But this integration came with limitations. The 10g version of OBIEE didn’t really have a proper OLAP-style query tool, such that when you drilled-down from one hierarchy level to another, it kept adding columns to the report and placing filters on the column you’ve drilled on, and there was no proper hierarchical selection tool, meaning that Essbase users moving from tools such as SmartView or WebAnalysis found OBIEE 10g to be a very “relational” query environment. In addition, only level-based hierarchies were supported within the Oracle BI Repository, and whilst OBIEE did a good job in “unraveling” the parent-child hierarchies in Essbase into corresponding level-based hierarchy when you imported an Essbase outline into the repository, changes to the hierarchy – particularly adding new levels or generations into the Essbase hierarchy – usually meant that you had to re-import the whole Essbase cube back into the repository, losing any integration work that you’d done beforehand.

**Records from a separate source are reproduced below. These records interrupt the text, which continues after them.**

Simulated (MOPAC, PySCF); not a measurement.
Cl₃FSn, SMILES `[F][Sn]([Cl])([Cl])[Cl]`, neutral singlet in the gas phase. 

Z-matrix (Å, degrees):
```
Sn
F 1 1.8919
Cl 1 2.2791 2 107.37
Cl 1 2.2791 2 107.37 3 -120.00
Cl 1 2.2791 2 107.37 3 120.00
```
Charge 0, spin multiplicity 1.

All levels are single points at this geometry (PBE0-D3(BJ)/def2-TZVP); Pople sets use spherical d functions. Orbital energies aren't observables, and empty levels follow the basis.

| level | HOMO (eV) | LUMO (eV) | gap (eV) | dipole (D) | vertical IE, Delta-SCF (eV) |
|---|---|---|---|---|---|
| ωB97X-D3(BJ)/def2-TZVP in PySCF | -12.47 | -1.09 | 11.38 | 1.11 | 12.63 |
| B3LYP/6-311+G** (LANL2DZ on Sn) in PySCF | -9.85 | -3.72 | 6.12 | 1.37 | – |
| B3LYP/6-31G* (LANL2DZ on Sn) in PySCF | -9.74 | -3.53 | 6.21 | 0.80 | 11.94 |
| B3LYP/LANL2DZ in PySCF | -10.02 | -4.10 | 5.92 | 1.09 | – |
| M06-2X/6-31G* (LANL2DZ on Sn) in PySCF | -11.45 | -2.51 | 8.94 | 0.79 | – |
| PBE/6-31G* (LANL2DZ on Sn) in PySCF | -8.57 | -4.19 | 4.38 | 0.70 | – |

So OBIEE 11g offered a bunch of improvements that were particularly aimed at Essbase, and other OLAP server, customers; the new hierarchical columns feature brought proper OLAP analysis to OBIEE, and coupled with OLAP-oriented features such as hierarchical prompts and selection steps, made OBIEE 11g a much more conducive environment for Essbase users.

There’s much better support for Essbase-native features such as value-based hierarchies, alternate hierarchies, multiple alias tables, UDAs and other Essbase artifacts, and the value-based hierarchy feature in particular is very welcome as it can avoid the need to completely re-import your Essbase database if your outline gains additional hierarchy levels.

So coupled with the new and improved visualization capabilities in OBIEE 11g, including maps, scorecards, improved dashboard controls, the whole new UI, improved BI Publisher and so on, there’s a lot to recommend OBIEE 11g to users of the “legacy” Hyperion tools looking for a bit of a refresh of their BI environment.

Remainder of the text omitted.